Spatialytics ETL's Sextante module is a tool that enables advance geoprocessing by proving various algorithms to simplify, smooth, split and run many other complex processes on geometries. Therefore, this module allows users to transform any geometry at anytime in a transformation by configuring a few parameters and input target geometries.

Note: This module comes as an extra to Spatialytics ETL (contact Spatialytics for more info).


Sextante module is a Spatialytics ETL extension which is not initially included in Spatialytics ETL. Follow these few steps to install the module.

  1. Prerequisites: Having a running instance of Spatialytics ETL.
    1. This instance base directory will be named <SETL_HOME>
  2. Download and extract Sextante module.
    1. The decompressed archive contains the following folders :
      1. plugins : Core plugin files
      2. libext : Libraries required by the plugin
  3. Copy / paste these folders into <SETL_HOME>
  4. Launch Spatialytics ETL, Sextante module should now appear in « Transformation » (see figure below). You may now use the module as you would with any other Spatialytics ETL steps.


Using Sextante module is pretty much the same as using any other Spatialytics ETL step. The following instructions will guide you to properly configure the module:

  1. In Spoon GUI, drag and drop the module into the main transformation area.
  2. Double-clic on the module step, you should see the following window appear :

Step name

You may first specify a custom step name. This name will be the one to appear in the main GUI area.

Category & algorithms


Category is not really a parameter but more considered as a way to classify and distinguish algorithms. By selecting a different category, a new set of algorithm becomes available.

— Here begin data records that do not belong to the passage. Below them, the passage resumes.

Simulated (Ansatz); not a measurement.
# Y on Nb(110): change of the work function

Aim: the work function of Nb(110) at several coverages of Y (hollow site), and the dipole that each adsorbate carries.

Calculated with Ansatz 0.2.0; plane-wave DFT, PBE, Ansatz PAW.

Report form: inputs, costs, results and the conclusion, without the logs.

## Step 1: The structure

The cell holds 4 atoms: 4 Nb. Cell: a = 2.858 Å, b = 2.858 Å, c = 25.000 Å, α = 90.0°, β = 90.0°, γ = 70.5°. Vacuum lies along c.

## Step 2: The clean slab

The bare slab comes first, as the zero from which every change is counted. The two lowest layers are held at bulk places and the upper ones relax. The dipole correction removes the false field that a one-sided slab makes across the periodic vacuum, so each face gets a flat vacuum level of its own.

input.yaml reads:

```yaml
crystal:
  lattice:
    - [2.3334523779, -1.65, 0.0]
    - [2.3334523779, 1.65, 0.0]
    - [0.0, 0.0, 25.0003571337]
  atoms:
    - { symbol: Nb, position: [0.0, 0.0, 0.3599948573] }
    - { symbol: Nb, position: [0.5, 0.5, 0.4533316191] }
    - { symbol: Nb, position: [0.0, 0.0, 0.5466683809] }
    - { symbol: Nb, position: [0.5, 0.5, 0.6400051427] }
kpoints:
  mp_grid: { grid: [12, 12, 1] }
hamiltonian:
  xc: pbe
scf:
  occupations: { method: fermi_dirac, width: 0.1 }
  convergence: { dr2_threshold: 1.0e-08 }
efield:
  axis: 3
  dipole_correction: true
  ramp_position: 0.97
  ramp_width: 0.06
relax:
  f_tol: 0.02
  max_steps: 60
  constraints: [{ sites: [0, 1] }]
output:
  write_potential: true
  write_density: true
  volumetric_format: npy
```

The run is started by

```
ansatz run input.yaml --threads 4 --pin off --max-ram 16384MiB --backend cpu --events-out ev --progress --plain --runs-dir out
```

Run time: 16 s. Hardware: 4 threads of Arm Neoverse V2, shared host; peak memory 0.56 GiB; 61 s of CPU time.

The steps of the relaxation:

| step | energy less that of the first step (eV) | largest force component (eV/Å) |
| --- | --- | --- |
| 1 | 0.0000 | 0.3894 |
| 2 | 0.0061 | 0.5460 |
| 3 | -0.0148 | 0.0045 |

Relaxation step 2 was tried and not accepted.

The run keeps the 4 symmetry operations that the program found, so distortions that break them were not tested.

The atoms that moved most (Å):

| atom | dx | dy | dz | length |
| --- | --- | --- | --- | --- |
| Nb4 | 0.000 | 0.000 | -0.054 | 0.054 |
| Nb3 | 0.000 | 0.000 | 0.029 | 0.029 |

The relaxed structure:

Geoprocessing algorithm to be executed. Here is a complete list of these algorithms, categorized by the geometry primitive type (« Category » parameter).

Category « POINT »:

  • Delaunay (Multipoint only):
    • Delaunay triangulation
  • Voronoi (Multipoint only):
    • Voronoi diagram
  • Points → Lines (Multipoint only):
    • Convert points into linestrings
  • Constrained Delaunay (Multipoint only):
    • Delaunay triangulation that forces certain required segments into the triangulation.

Category « LINE »:

  • Polylines → polygons:
    • Convert linestrings into polygons
  • Polylines → single segments:
    • Replace polylines by a simple line (mean line)
  • Simplify lines:
    • Simplify linestrings by replacing complex linestrings by simpler, ones
  • Smooth lines:
    • Smooth linestrings by adding vertices for smoother appearance
  • Split lines at nodes :
    • Split complex polylines into single vertices ones
  • Split lines with points :
    • Split linestrings by inserting points on those
  • Change lines direction :
    • Change linestrings vertices direction

Category « POLYGON »:

  • Polygons → polylines :
    • Convert polygons into linestrings
  • Remove holes :
    • Remove holes from polygons
  • Simplify polygons :
    • Simplify polygons by replacing its linear rings by simpler ones
  • Resolve polygon holes (Multipolygon only):
    • Create holes for polygons topologically included in another one.
  • Fit N points in polygon :
    • Create N points and place them into a polygon perimeter

Category « GENERAL »:

  • Clip (Compared geometries must be polygons or multipolygons):
    • Clip reference geometries with comparison ones
  • Split multipart:
    • Split multiple part geometries into multiple single part ones.
  • Transform :
    • Translate/rotate/scale geometries
  • Geometries → points :
    • Convert geometries into points
  • Minimum enclosing polygon :
    • Generate minimum enclosing polygon


Most of the algorithms willnot need parameter configuration. However, some of them will need the user to set some parameter values to fine-tune the algorithm. As shown in the next figure, the parameter table is composed of 3 columns labeled as follow :

  • « Parameter name » : The name of the parameter
  • « Type » : The datatype of this parameter's expected value
  • « Value » : User defined value. This value must be of the expected datatype.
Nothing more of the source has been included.